Many people are keen to avoid using chemical fertilisers and sprays in their gardens. While the organic option is equally applicable to both ornamental and edible plantings of herbs, vegetables and fruit trees, you should not expect miracles overnight.

What is the biggest barrier to more producers and home gardeners converting to organics?
When conventional farmers change to organic techniques they go through a transition period. This period is the biggest barrier to more producers becoming organically certified.

When producers initially stop using chemical fertilisers and sprays, they get lower production and more pest problems.  It takes a minimum of two years before a commercial producer can convert to organic growing and achieve organic certification, but in some cases can take five years or more to achieve production equal to their previous conventional production techniques. Many producers simply do not have the funds to support themselves during this conversion period. Anyone converting from chemical use to organics in a home garden must expect to go through a similar transition.

Expect your garden to look much worse, before it looks better. 

This is why many home gardeners say, ‘I tried organics but it did not work’.  I have heard people say, ‘Oh, I stopped spraying for lawn grubs because I did not like using chemicals, but the lawn grubs just got worse.’

Organic gardening is not a do nothing approach! 

When you first adopt organic gardening techniques you will need to be prepared to do lots of work.

How long before your garden to becomes the organic paradise you dream of?
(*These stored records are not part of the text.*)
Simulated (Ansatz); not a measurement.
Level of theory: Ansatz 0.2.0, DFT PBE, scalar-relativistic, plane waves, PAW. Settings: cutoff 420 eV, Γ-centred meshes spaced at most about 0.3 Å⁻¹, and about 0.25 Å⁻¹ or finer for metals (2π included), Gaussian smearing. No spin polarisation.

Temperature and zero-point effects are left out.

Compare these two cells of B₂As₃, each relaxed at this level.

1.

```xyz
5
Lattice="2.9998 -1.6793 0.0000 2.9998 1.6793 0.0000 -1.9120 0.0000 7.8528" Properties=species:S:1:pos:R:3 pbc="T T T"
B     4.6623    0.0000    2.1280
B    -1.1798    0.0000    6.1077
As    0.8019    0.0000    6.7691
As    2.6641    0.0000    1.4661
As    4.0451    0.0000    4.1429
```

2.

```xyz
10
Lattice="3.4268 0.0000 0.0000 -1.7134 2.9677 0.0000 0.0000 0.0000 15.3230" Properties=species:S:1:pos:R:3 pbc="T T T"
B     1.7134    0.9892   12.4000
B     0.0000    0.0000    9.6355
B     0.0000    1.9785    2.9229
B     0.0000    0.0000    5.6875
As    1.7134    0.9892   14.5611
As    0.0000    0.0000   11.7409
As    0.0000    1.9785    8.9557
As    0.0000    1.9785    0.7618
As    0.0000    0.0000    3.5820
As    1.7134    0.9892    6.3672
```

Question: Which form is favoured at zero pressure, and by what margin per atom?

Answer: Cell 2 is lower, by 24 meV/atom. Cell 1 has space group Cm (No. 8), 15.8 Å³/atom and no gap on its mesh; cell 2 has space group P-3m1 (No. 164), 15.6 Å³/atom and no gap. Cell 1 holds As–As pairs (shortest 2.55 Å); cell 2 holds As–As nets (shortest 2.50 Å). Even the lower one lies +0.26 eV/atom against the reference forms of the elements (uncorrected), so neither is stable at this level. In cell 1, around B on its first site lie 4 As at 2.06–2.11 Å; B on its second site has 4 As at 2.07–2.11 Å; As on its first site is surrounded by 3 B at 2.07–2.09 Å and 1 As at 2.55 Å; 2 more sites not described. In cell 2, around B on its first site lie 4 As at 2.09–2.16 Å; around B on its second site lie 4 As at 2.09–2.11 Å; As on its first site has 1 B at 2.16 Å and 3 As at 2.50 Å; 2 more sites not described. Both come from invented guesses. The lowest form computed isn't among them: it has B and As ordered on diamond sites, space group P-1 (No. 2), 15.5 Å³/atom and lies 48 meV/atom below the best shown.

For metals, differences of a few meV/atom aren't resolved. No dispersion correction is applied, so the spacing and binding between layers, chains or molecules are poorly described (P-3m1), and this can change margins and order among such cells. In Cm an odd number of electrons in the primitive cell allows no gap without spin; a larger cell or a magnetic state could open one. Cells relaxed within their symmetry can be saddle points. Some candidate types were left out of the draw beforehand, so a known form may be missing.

The length of the transition period will depend on factors such as:
  • How extensively chemical fertilisers and sprays have been used in the past
  • Whether you wean yourself off gradually or go cold turkey
  • Your existing soil type and the existing levels of organic matter
  • The style of gardens around you and the habitat they create
  • How much time and effort you are prepared to put into the garden
  • Your access to resources like animal manure, grass clippings, legume mulches and general composting materials etc
  • Your experience and knowledge and the effort you are prepared to put into your garden
  • Whether you are prepared to axe some species that support pest populations

Follow the Example of Certified Organic Growers
You may never want to become a commercial organic grower, but it is useful to be guided by the standards that apply to certified organic products. The Draft National Standard for Organic and Bio-dynamic Produce, can be viewed or downloaded from the AQIS website at [www.affa.gov.au]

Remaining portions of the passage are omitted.